Russian Sports Official Is Slain In Apparent Contract Shooting

Murder Of President Of National Hockey Group Linked To Organized Crime

April 23, 1997|By Clara Germani | Clara Germani,SUN FOREIGN STAFF

MOSCOW -- In a shocking reminder of the links between crime and sport in Russia today, the president of the Russian Ice Hockey Federation was killed yesterday in a spray of automatic gunfire from a van parked near his country home.

The murder of Valentin Sych was the third apparent contract killing of a Russian hockey official in the past year.

Police, who rarely solve any of Moscow's annual 250-plus contract murders, said they had no immediate clue to the motive for the slaying of Sych, 60, whose national hockey squad was to fly today to Helsinki for the world championships.

But the sports world was abuzz with its own conclusions.

"Hockey has nothing to do with what happened to him," said Lev Rossoshik, deputy editor in chief of Sport Express, a Russian sports daily newspaper.

It was the dirty business that has grown up around the ailing Russian hockey world that is most likely responsible, he said.

Russian hockey is a symbol of the fallen Soviet sports system, that once-dominant creator of world champions in everything from gymnastics to Greco-Roman wrestling.

But with the fall of the Soviet Union, sports lost all state support.

And Russian athletes -- who prefer BMWs to gold medals and the glory of the motherland -- have defected for better prospects abroad.

The NHL employs more than 100 of Russia's best young hockey players.

Editor Rossoshik says the real problems for the Russian hockey world started when the federal government granted special tax-exempt status in 1993 to sports organizations.

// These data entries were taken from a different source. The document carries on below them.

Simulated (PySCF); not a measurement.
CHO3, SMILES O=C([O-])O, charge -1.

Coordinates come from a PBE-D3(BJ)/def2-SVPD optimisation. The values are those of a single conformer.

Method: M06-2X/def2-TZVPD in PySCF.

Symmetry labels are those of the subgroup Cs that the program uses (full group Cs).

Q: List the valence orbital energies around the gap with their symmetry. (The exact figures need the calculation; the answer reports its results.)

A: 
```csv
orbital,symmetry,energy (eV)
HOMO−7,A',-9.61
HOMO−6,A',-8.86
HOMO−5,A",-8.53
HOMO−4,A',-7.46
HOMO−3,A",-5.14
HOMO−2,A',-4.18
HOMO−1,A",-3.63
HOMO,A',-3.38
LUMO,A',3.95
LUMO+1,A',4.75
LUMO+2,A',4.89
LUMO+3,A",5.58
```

As much as $200 million in tax breaks a month were given to sports organizations, such as the Russian Ice Hockey Federation.

The exemptions allowed groups to import liquor, cigarettes and electronic items tax-free.

That exemption was revoked in 1995.

But, says Rossoshik, it had become a lucrative lure for organized crime and opened the door to unseemly wheeling and dealing.

"Hypothetically, you could ask, what happened to people who had taken on big financial responsibilities because of the tax privileges? What happened when the tax privileges were revoked? How were they supposed to fulfill their obligations?" asks Rossoshik, who says he knows nothing specific about Sych's affairs except that the former Communist Party sports bureaucrat "was not a poor man."

Sych, himself, had spoken out recently against the involvement in sports of Russia's thriving criminal underworld and mafia-style crime gangs.

He told Reuters in an interview in February that criminal activity in Russian sports was getting worse and that many players and officials were scared by organized crime and facing pressure to abet illegal ventures.

President Boris N. Yeltsin himself was embarrassed by the sports-crime link last year when his appointee heading the wealthy National Sports Fund -- the biggest beneficiary of the tax-exempt status -- was shot and knifed.

Boris Fyodorov survived the attack and returned to accuse senior Kremlin aides of siphoning cash out of the fund.

In Moscow last July, a Red Army hockey team administrator -- who dealt with ticket revenues -- was shot nine times outside the club's Moscow offices.

And in June, Alexander Kornyev, the general director of the Spartak professional hockey club in Yekaterinburg, was gunned down outside his home.

Neither case has been solved.

And in a bizarre twist in the hard times former Soviet hockey has fallen on, Ukrainian hockey star Oleg Tverdovsky's mother was kidnapped in January by the player's former coach.

The coach demanded $200,000, an amount he felt he was entitled to as a share of Tverdovsky's $4.2 million contract to play for the Anaheim Mighty Ducks.